- Bicycle Culture by Design: Street Furniture

Over the Easter weekend I visited my friends Søren and Trine on their converted ship on Copenhagen Harbour, right across from Nyhavn. Brilliant sunshine. There was an army of kids, tweenagers and teenagers along for the day, from 3 to 19 years. Running around the ship, playing hide and seek and playing out on the quay. Nice to see how the Bullitt was considered a fine place to sit and text on a mobile.
Reminded my of this shot I took in Paris of some friends hanging out on parked Velib bike share bikes.

If you travel with my friend Lars Gemzøe from Gehl Architects you'll find him taking photos of benches - or spaces that lack them - when he's not taking photos of everything else. So this post is dedicated to him. :-)
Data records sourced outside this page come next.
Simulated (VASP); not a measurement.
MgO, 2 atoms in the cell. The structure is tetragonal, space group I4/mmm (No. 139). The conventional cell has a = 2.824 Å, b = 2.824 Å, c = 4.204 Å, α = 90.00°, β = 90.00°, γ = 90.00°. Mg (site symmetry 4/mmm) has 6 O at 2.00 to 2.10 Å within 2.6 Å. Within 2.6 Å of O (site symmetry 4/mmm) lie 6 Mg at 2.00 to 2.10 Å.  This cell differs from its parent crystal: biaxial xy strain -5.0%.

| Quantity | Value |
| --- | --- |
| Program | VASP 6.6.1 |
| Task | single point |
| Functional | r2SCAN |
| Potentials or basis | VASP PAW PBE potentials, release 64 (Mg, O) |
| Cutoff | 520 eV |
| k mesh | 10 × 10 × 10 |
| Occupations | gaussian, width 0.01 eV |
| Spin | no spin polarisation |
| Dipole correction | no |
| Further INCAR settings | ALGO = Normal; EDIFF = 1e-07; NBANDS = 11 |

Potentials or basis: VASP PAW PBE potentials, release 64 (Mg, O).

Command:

In other bench news, the City of Copenhagen widened the bike lanes on Nørrebrogade, probably the busiest bicycle street in the world - and in the process slapped up a couple of benches on Queen Louise's Bridge over The Lakes. For all the liveable cityness of the bridge and surrounding lakefront, the bridge has never invited any great number of people to gather in the sunshine.Until now. Just a couple of benches have caused the sunny side of the bridge to become a people magnet. The benches get occupied first, of course, but the mere sight of people sitting on benches there cause others to sit down and lean up against the stone. So many of my friends have noticed this sudden and pleasing development. It's brilliant what a couple of benches can do to change behaviour and create a new citizen space in a city.